We Shouldn’t Have to Work So Damn Much
We’re working longer hours than in decades. But we don't have to. We deserve a more democratic economy in which we have the free time to develop our talents, hang out with friends and family, and do whatever else we please.

In recent decades, low-wage workers have increased their time the most. (Thomas Hawk / Flickr)
In 2014, a woman named Maria Fernandes died of a carbon monoxide leak in the parking lot of a Wawa convenience store in northern New Jersey. She worked an average of eighty-seven hours a week at three different Dunkin’ Donuts locations in the area and was napping in her car like she often did between shifts, with the engine running for heat. A company spokesperson remarked that Fernandes had been a “model employee.”
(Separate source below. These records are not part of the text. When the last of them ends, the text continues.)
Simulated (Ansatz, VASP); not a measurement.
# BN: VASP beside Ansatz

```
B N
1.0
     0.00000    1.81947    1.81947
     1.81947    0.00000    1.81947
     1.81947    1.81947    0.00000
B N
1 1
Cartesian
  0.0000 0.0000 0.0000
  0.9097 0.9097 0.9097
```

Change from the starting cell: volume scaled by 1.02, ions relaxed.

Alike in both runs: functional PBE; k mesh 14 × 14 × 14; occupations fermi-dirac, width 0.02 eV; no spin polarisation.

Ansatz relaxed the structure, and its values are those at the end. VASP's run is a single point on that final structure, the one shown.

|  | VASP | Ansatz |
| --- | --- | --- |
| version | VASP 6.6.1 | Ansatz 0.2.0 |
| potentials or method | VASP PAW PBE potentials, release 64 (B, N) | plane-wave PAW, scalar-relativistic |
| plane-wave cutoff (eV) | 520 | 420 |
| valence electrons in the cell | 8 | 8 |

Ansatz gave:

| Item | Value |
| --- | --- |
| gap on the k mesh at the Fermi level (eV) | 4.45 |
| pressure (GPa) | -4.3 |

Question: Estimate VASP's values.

This is the anecdote that opens Jamie McCallum’s book Worked Over: How Round-the-Clock Work Is Killing the American Dream. But it’s not what originally inspired McCallum, a professor of sociology at Middlebury College, to study the phenomenon of overwork in the United States.
Instead, his interest was piqued by his observation that students in elite academic settings were “almost competing with each other to see how hard they could work and to showcase their work ethic,” he told Jacobin. “I became interested in why it is that people of means treat work as such a badge of honor.” Eventually, the project expanded to include workers all across the income spectrum.